Permutations: $στ = τσ \iff σ = τ^i$

Question

Hi could someone help me with the following:

Suppose $τ = (123...n) \in Sn$ and $σ \in Sn$
Prove that $στ = τσ$ if and only if $ σ = τ^i$ for an $i \in \mathbb{Z}$ with $0 \leq i < n$.

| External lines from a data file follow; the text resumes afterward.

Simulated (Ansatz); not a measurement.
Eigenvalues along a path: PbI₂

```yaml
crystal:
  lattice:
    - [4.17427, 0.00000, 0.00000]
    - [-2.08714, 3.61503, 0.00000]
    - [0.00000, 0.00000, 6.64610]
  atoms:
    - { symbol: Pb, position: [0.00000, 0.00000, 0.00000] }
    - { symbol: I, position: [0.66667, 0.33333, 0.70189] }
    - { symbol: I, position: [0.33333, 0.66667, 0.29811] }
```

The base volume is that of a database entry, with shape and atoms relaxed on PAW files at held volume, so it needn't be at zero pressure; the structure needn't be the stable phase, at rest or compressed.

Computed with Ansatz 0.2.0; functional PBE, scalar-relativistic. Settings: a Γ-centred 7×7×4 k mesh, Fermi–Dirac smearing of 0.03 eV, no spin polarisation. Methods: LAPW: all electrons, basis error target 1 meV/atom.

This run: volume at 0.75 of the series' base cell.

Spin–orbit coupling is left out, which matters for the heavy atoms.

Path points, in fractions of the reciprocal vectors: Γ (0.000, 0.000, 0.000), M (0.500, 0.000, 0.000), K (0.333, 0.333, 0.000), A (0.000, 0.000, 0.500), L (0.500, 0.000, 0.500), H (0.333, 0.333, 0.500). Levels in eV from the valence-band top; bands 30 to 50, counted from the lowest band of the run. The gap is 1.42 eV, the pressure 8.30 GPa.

I dont know where to start. Thank you!

Answer 1

Notice that $\sigma\tau=\tau\sigma\iff\tau=\sigma\tau\sigma^{-1}\iff(1,2,\dots n)=(\sigma(1),\sigma(2),\dots \sigma(n))$. Let's now say that $\sigma(1)=i+1$ for some $0\leq i<n$. Then, $\sigma=\begin{pmatrix}1 & 2 & \dots & n\\ i+1 & i+2 & \dots & i\end{pmatrix}$ which is precisely $\sigma=\tau^i$.

Answer 2

if-part is clear. For the converse, suppose $\sigma\tau=\tau\sigma$ and let $i=\sigma (1)\in \{1,\dots,n\}$. Since $$\sigma(\tau(1))=\tau(\sigma(1)),$$ we have $\sigma(2)=\tau(i)=i+1$ (when $i=n$, $n+1$ is regarded as $1$. More generally, we identify the numbers $n+1,n+2,\dots,$ with $1,2,\dots,$ in what follows). Inductively, we get $\sigma(k)=\tau(\sigma(k-1))=\sigma(k-1)+1$, hence $\sigma$ is the permutation $$\begin{pmatrix} 1&2&3&\cdots&n-i+1&n-i+2&\cdots&n-1&n\\ i&i+1&i+2&\cdots&n&1&\cdots&i-2&i-1\end{pmatrix},$$ that is exactly $\tau^{i-1}$.